I am reviewing properties of atoms and I find myself becoming uncomfortable with spin orbit coupling. For ease, let's consider the case of hydrogen. In particular, at very small $r$,
$$H_{\mathrm{SO}} = \frac{c}{r^3} \vec{S}\cdot \vec{L} \gg \frac{\hbar^2 l(l+1)}{2m r^2}=H_{\mathrm{Cent}}$$
This seems to me to be a problem when $\vec{S}\cdot{\vec{L}}$ is negative [i.e. when $j(j+1)<l(l+1)+3/4$, so when the spin and angular momentum are anti-aligned], as it means that attraction from spin-orbit coupling can overcome the centripetal barrier. For example, I would naively expect that one could variationally show that the energy is unbounded below. This leads me to the following question:
Is the lowest energy eigenvalue of the naive Hamiltonian for the hydrogen atom, including spin-orbit coupling as the only perturbation to the coulomb potential, in fact unbounded below?
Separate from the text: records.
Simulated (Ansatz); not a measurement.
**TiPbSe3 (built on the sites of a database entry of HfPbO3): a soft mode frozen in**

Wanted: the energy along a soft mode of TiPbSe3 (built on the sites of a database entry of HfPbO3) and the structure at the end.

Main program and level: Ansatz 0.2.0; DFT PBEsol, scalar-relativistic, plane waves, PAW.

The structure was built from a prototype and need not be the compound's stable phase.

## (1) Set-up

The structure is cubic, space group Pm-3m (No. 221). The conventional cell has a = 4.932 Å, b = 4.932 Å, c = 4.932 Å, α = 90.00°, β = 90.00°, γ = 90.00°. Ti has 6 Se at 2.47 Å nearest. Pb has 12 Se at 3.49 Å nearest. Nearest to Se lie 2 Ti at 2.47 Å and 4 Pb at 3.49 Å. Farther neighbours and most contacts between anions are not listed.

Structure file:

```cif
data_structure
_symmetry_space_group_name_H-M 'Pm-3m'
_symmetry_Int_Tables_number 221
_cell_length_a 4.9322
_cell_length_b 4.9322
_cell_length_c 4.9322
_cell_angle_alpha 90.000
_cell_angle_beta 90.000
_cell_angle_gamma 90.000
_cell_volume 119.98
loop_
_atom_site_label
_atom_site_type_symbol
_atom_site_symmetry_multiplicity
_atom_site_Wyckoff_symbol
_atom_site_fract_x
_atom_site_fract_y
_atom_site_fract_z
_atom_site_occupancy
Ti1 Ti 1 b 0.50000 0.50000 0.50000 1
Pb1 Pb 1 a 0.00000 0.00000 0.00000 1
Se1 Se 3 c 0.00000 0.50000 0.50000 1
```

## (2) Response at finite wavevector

If this is the case, I will ask a separate question about the resolution to this problem. I suspect the inclusion of perturbative terms of relativistic origin that will further penalize wavefunctions that are sharply peaked will be important. However, I would prefer to keep these considerations out of this problem and instead to focus on whether taking spin-orbit coupling in the form $H_{\mathrm{SO}} = \frac{c}{r^3} \vec{S}\cdot \vec{L}$ as the only additional term to the potential will cause the lowest energy to be unbounded below.
Best Answer
As you say, the spin-orbit interaction is a perturbation. This means that the perturbation Hamiltonian $H_{SO} = \vec{S} \cdot \vec{L} / r^3$ is such that the corresponding energy corrections are much smaller than the unpeturbed energy levels (i.e. the Bohr energy levels). This seems to be case for the Hydrogen atom, as effectively the electron is on average at a Bohr radius from the proton. It is also likely that the expression for $H_{SO}$ should not hold all the way to $r \to 0$, as the proton is not a point-like particle.